So, we went with a “poor” vertical (may we all be as poor as this vertical), and with a very complex system. There are a few reasons for that, although only time would tell if was a good bet:

Yoav, our partner, has a lot of personal connections in this market - he literally played as kid or had weekend barbecues with many of the existing players. The auction houses by nature are relying heavily on those relations, so having a foothold in this niche market is an incredible advantage

Grabbing the big player was really hard. Heinrich Koehler requires a lot of care, and enormous amount of development. But once we got there, we have one hell of a bragging right.

There’s also an obvious one that is often not mentioned - we didn’t know better. Only until very late in the process, we never asked those questions, as we were too distracted with chasing the opportunities that were popping.

But the above derails from probably the biggest mistake we did along the years: not building the right thing.

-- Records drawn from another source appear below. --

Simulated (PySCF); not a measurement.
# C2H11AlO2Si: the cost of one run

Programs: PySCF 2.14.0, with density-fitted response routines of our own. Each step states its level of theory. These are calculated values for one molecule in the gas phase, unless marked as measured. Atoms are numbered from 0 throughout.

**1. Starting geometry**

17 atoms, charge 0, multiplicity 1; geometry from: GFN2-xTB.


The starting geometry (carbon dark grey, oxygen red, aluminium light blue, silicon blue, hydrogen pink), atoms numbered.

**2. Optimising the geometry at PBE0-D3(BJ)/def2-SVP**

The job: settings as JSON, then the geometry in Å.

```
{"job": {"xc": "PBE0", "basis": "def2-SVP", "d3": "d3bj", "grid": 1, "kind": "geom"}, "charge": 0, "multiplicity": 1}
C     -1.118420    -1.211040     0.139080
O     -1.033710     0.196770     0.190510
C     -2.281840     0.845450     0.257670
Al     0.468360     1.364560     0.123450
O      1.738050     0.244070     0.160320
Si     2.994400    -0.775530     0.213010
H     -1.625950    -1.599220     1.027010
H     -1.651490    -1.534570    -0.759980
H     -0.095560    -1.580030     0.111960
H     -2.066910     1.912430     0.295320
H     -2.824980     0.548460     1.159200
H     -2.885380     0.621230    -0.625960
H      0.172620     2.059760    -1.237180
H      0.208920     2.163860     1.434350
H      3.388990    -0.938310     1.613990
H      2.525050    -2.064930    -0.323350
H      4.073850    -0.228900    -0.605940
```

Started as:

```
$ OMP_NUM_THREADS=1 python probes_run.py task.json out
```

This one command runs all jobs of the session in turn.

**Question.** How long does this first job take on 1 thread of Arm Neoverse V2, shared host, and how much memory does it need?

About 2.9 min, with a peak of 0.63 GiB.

If you are in the tech industry, I would bet you have seen this in one form or another. The manifestation of it is the dreaded “In the end we don’t need it” sentence floating in the air, and a team of developers and project managers face-palming. Developers are cynical for a reason. They have seen this one too many times.

I think that developing something that is only 90% correct is much worse than not developing it at all. When you don’t have a car, you don’t go out of town for a trip. When you do, but it constantly breaks or doesn’t really get you to the point you wanted, you also don’t get to hike, only you are super frustrated at the expense of the misbehaving car, and at the fact that it’s, well, not working.

We were able to prevent that from happening to many of our clients, but fell to the same trap. We assumed some features were needed. We thought we should build it in a certain way. But we didn’t know. We didn’t always have a real use case, and we ended rewriting parts over and over again.

The biggest change, and what has put us on the right path, was when we stopped developing on assumptions, and moved one line of code at a time, only when it was backed up with real use cases. Sounds trivial? It is. Unfortunately, also doing the opposite - “develop by gut feeling” is trivial. I find that it requires more discipline staying on the right path.

Luckily, at some point we have found a superb liaison.

The Liaison, The Partners, and the Art of War

Tobias (Tobi) Huylmans, our liaison, is a person that really influenced for the better and helped shape the product to what it is.

He’s a key person in Heinrich Koehler dealing with just about any aspect of their business. From getting the stamps, describing them, expediting them (i.e. being the professional that gives the seal of approval that the item is genuine), teaching the team how to work with technology, getting every possible complaint from every person nearby, opening issues for us on GitHub, getting filled with pure rage when a feature is not working, getting excited when a feature is working, being the auctioneer at the sale, helping accounting with the bookkeeping, and last, but not least, being a husband and a father.

There are quite a few significant things I’ve learned working with him. The most important is - have someone close the team, that really knows what they are talking about, when it comes to the problem area. That is, I don’t think that his solutions are always the best ones, but he definitely understands the underlying problem.

It’s probably ridiculous how obvious this above resolution is, and yet I suspect we are not the only ones in the world who didn’t grasp it fully. If I’d have to make it an actionable item for any new entrepreneur I’d call it “Don’t start anything unless you have an expert in the field, that is in a daily contact with you.”

Every field has a certain amount of logic, that only when you immerse yourself in it do you really get it. For me personally it took almost four months of daily work to “get it”, when it came to how bids should be allowed to be placed. Your brain might tell you it’s a click of a button, but my code with 40+ different exceptions that can be thrown along a single request is saying differently.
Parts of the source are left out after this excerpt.